Remember that Iranian general the United States assassinated back in January? The one whose killing the Trump administration justified as necessary to stop imminent attacks on American targets?
Just kidding on that imminence thing.
In the legally required notice outlining the legal and policy rationale behind the killing of Qassem Soleimani delivered to Congress today, the Trump administration dropped all assertions that the leader of the Iranian Revolutionary Guard Corps Qods Force was assassinated to prevent an imminent attack.
While the notice argues that under Article II of the Constitution the president has the power as commander-in-chief to authorize military in the face of an imminent threat of attack against the United States, the notice carefully avoids making any such claim of imminence in its statement of the facts surrounding the Jan. 2 operation:
The President directed this action in response to an escalating series of attacks in preceding months by Iran and Iran-backed militias on United States forces and interests in the Middle East region. The purposes of this action were to protect United States personnel, to deter Iran from conducting or supporting further attacks against United States forces and interests, to degrade Iran’s and Qods Force-backed militias’ ability to conduct attacks and to end Iran’s strategic escalation of attacks on, and threats to United States interests.
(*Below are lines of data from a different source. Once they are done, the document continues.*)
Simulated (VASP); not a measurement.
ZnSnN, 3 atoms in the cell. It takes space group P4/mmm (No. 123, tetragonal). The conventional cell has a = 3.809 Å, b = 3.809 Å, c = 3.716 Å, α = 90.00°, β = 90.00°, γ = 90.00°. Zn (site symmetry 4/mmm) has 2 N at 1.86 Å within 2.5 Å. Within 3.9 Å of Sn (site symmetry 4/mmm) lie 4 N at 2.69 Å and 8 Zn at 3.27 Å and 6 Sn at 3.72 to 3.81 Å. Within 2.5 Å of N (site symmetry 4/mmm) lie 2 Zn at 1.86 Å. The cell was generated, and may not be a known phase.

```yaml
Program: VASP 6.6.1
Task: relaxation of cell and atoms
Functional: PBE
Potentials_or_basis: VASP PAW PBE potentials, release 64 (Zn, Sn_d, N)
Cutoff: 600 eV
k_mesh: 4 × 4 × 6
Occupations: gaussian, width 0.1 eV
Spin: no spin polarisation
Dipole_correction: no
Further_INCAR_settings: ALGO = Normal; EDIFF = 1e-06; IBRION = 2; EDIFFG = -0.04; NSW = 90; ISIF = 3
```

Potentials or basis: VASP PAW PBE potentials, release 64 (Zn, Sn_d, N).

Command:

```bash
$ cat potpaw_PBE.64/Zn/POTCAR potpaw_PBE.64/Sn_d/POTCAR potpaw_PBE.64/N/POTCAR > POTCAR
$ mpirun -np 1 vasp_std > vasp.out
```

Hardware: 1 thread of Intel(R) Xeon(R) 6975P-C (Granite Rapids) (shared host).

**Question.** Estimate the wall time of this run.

No mention of an impending attack there. Nor in this later passage:
Iran’s past and recent activities, coupled with intelligence at the time of the air strike, indicated that Iran’s Qods Force posed a threat to the United States in Iraq, and the air strike against Soleimani was intended to protect United States personnel and deter future Iranian attack plans against United States forces and interests in Iraq and threats emanating from Iraq.
So, to summarize, why did the United States kill Qassem Soleimani on Jan. 2, bringing us to the brink of war with Iran?
- In response to prior attacks
- In response to an escalating series of attacks
- To deter Iran from making future attacks
- To deter future Iranian attack plans
- To degrade the capabilities of Iran and its Iraqi militia proxies
None of this amounts to the kind of immediate threat that the Trump administration claimed required it to assassinate the highest-ranking military leader of a rival government. Instead, it sounds like a deliberate, premeditated, act of war. Looks like I was right when I wrote this a month ago:
Of course it could also be that there was no looming threat, imminent or otherwise. Perhaps the assassination of Soleimani was part of a larger, planned operation, to remove the leadership of Iran’s Quds Force, essentially the special operations wing of the Iranian Revolutionary Guard Corps, which has served as the primary means by which Iran has cultivated militia and terrorist clients and waged proxy war across the region to advance its foreign policy and security goals.
Just Security has posted a lengthy and detailed analysis of the Trump administration’s notice to Congress. You can read it here.
That the Trump administration lied about its justification for killing Soleimani is probably the least surprising fact in the whole sordid affair. The most surprising is that they complied with the law and reported to Congress at all.